Federal contractors and subcontractors are required to use the E-Verify system to verify their employees’ eligibility to work in the United States. This requirement applies to all contracts awarded after September 8, 2009 which include the Federal Acquisition Regulation’s E-Verify Clause. The ruling does not apply to contracts awarded before this effective date.
It’s especially important to note that there is no charge for employers to participate in E-Verify, and there is no need to pay to attend a briefing or seminar to learn about E-Verify. While it is very important that businesses educate themselves about regulatory obligations like E-Verify, this is something that is relatively easy to manage.
Here’s what you need to know.
Prime Contractors who have accepted federal contracts after September 8, 2009 that 1) include the FAR E-Verify clause, 2) extend over 120 days and 3) are valued at $100,000 or more, must:
- Enroll in the E-Verify program within 30 days from the date of contract award,
- Begin verifying all new hires within 90 days of enrolling in E-Verify, and
- Initiate verification of all existing workers assigned to a new federal contract within 30 days after the initial 90-day enrollment time frame.
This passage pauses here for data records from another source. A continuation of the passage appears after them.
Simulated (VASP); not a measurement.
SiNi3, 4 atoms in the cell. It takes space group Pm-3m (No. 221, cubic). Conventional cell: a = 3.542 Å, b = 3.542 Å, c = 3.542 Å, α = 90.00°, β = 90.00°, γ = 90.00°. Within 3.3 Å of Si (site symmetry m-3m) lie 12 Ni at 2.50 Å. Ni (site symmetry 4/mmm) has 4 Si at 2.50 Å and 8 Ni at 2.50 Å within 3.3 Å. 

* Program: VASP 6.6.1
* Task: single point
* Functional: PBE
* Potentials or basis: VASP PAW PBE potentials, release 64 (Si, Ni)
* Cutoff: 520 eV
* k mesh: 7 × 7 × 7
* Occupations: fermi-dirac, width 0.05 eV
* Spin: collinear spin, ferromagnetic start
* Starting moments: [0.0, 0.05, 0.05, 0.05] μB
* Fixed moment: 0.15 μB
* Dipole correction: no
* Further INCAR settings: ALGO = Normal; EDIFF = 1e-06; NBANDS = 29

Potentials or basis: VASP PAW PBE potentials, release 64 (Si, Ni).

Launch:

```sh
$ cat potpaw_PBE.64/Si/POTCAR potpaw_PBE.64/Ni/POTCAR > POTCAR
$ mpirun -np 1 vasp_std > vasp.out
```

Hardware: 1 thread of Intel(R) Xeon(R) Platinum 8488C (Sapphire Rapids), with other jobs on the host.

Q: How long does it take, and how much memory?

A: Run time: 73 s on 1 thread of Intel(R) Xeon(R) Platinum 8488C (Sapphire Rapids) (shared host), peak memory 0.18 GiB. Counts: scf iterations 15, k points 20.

Subcontractors accepting subcontracts for services or for construction with a value greater than $3,000 must follow the same guidelines if the Prime includes the FAR E-Verify clause.
I-9 Self Audit
Even if you do not yet have a contract which includes the FAR E-Verify clause, you may wish to do a self-audit of your I-9 process. The I-9 form is the Employment Eligibility Verification Form. Here are three steps for conducting a self-audit:
- Make sure all I-9 forms are filled out completely and correctly. Follow directions on the I-9 form exactly.
- If changes are made to the I-9 document, change them on the original form and initial and date the changes. Don’t fill out a new form.
- Re-verify expiring temporary employment authorizations and do not allow the employee to work if their documentation has expired.
2. Records Retention
- Employers must keep each employee I-9 Form on file for at least three years, or for one year after employment ends, whichever is longer.
- Keep and make copies of the original documents supplied by your employees — this is not required, but recommended. Keep only the minimum number of documents required.
3. Records Separation
- Store the I-9 forms and document photocopies separate from your employee files. This will help you to respond promptly to any notices from the Social Security Administration or investigations by Immigration officials.